Tuesday, June 2, 2009

Immutability (Part 3)

Update: Adam Kennedy has written on this topic from a more Perlish point of view.

In order to comfortably work with complex immutable data structures we need appropriate tools. When editing mutable data you may simply locate the point where you want to make a modification, and change it in place. When all data is immutable you obviously can't do that, but you mustn't clone everything manually either. There are tools that let you express purely functional modifications in a manner similar to mutable updates. These tools make the benefits of a immutable data a more attractive tradeoff.

Immutably updating a simple record is easy:

my $renamed = $person->clone(
    name => "Hefetz",
);

The difficulties arise when you have a more complex hierarchy. With just one more level of indirection the update is already a pain in the ass:

my $updated = $container->clone(
    the_person => $person->clone(
        name => "Hefetz",
    ),
);

When modifying an immutable structure you need to capture the context in which you are making the modification, and alter it as well.

Fortunately there are quite a few generic solutions to this problem.

Mapping

Mapping a list of items in Perl is very easy, but not everything is a list. Compared to Haskell's builtin Functor type class Perl's map is pretty lame. In Haskell you can call fmap on any value that is mappable regardless of structure.

In Perl we may think of Functor as a role and of fmap as a method:

my $updated = $container->fmap(sub {
    my $item = shift;

    if ( $item->isa("Person") and $item->name eq $old_name ) {
        return $item->clone( name => $new_name );
    } else {
        return $item;
    }
});

The above code would recurse through $container, and whenever it finds an appropriate Person object it'll replace it with a clone.

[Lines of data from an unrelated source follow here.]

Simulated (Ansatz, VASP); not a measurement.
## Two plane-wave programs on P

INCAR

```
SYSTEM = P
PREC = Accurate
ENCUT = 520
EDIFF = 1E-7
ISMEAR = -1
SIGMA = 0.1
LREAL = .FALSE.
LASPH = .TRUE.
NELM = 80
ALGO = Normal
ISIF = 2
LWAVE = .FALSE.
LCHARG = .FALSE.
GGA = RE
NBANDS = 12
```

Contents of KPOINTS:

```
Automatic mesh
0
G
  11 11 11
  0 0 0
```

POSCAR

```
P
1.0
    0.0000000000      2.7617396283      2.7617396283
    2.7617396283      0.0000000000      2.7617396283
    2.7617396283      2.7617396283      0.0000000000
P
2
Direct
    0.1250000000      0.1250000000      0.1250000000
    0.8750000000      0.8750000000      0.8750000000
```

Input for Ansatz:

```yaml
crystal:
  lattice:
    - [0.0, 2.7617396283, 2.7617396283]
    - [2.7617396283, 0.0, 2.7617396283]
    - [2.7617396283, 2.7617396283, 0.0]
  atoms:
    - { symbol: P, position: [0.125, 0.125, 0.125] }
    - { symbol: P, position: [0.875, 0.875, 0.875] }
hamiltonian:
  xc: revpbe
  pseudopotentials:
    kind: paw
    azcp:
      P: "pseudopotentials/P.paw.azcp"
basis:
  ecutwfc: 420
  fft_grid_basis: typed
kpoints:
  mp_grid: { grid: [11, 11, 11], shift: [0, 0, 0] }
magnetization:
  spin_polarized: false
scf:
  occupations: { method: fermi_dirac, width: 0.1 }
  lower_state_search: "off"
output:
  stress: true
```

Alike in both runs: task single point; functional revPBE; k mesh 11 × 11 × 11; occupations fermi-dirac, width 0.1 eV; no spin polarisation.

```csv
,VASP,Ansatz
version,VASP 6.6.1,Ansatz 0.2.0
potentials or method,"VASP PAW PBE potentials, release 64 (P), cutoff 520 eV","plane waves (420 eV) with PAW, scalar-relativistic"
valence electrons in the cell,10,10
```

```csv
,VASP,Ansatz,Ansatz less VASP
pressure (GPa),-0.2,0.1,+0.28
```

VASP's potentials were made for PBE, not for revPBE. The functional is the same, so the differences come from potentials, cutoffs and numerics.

Such a mapping is neither very efficient nor expressive, but it clearly demonstrates that you don't need to explicitly specify the context of the transformation. The pattern of cloning a set of dependent objects is implemented in the fmap method and can be reused for many types of updates.

Defining fmap on Person is simple:

method fmap ($callback) {
    $self->$callback();
}

On the container object it's a little more complicated, it needs to recurse into the child first, and then apply the callback on itself:

method fmap ($callback) {
    my $mapped_person = $self->the_person->fmap($callback);

    my $updated = $self->clone(
        the_person => $mapped_person,
    );

    return $updated->$callback();
}

Specialized Transformations

Though handy for bulk updates, for localized updates fmap is a pretty blunt instrument.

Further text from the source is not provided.